With durations of less than 500 picoseconds, these pulses enable real-time analysis of materials and observable chemical reactions. To capture fast-moving events, one needs a camera with a very short exposure time, and this principle is equally applicable in physics. While extremely short laser pulses have been instrumental in visualizing atomic processes, ion pulses are now emerging as a vital tool.

Recent advancements have led to the development of a new method for generating powerful, ultrashort pulses of charged particles. These ion pulses can be directed precisely at surfaces, allowing researchers to analyze rapid processes occurring on those surfaces. This capability opens the door for investigating chemical reactions in real time while they are actively occurring.

Figure 1. Breakthrough Technology Generates Ultrashort Ion Pulses

Typically, You Can Only Observe What Is Left Behind

"Ion beams have long been utilized for material analysis, as well as for cleaning or modifying surfaces," explains Prof. Richard Wilhelm from the Institute of Applied Physics at TU Wien. "However, in most cases, you only observe the final result: you direct ions at a surface and then examine the changes in the material. The challenge has been generating ion pulses that are short enough to track the impact's temporal progression.". Figure 1 shows Breakthrough Technology Generates Ultrashort Ion Pulses.

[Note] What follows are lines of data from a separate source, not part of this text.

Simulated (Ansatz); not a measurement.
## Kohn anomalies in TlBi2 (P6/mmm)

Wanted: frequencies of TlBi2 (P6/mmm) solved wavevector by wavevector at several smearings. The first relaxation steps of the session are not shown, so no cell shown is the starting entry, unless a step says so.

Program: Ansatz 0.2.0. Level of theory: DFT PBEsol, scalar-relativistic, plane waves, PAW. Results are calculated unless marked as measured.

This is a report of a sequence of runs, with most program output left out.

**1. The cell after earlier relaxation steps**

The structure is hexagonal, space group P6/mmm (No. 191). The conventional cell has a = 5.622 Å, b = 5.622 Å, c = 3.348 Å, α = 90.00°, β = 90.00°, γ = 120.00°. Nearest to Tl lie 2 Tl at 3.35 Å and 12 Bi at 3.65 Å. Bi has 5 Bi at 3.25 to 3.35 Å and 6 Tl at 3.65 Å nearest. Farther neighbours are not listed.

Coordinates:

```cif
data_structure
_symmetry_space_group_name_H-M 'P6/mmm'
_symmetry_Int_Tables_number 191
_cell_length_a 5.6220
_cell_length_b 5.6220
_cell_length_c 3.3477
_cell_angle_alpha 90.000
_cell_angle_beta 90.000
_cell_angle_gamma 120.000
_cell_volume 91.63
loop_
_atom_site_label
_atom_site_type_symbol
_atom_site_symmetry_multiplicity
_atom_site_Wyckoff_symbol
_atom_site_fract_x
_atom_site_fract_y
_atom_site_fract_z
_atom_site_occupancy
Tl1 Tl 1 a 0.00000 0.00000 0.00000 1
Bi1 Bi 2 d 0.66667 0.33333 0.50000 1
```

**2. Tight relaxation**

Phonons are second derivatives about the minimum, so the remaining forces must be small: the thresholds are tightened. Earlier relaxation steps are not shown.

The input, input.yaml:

The ion pulses produced in the TU Wien laboratory last less than 500 picoseconds. A picosecond is one millionth of a millionth of a second—a duration that is nearly unfathomably brief by human standards. For context, light travels only 15 centimeters in 500 picoseconds. Although this is still millions of times longer than the world's shortest laser pulses, which operate on an attosecond scale, it falls within the optimal range for surface analysis.

Lasers Produce Electrons, Which in Turn Generate Ions

To produce extremely short and intense ion pulses, researchers developed a multi-stage process. First, a laser pulse is directed at a cathode, causing it to emit electrons. These electrons are then accelerated and collide with a stainless-steel target. "Certain atoms, such as hydrogen and oxygen, tend to accumulate on the stainless-steel surface," explains Richard Wilhelm. "When the electrons strike this layer of atoms, some are ejected and escape."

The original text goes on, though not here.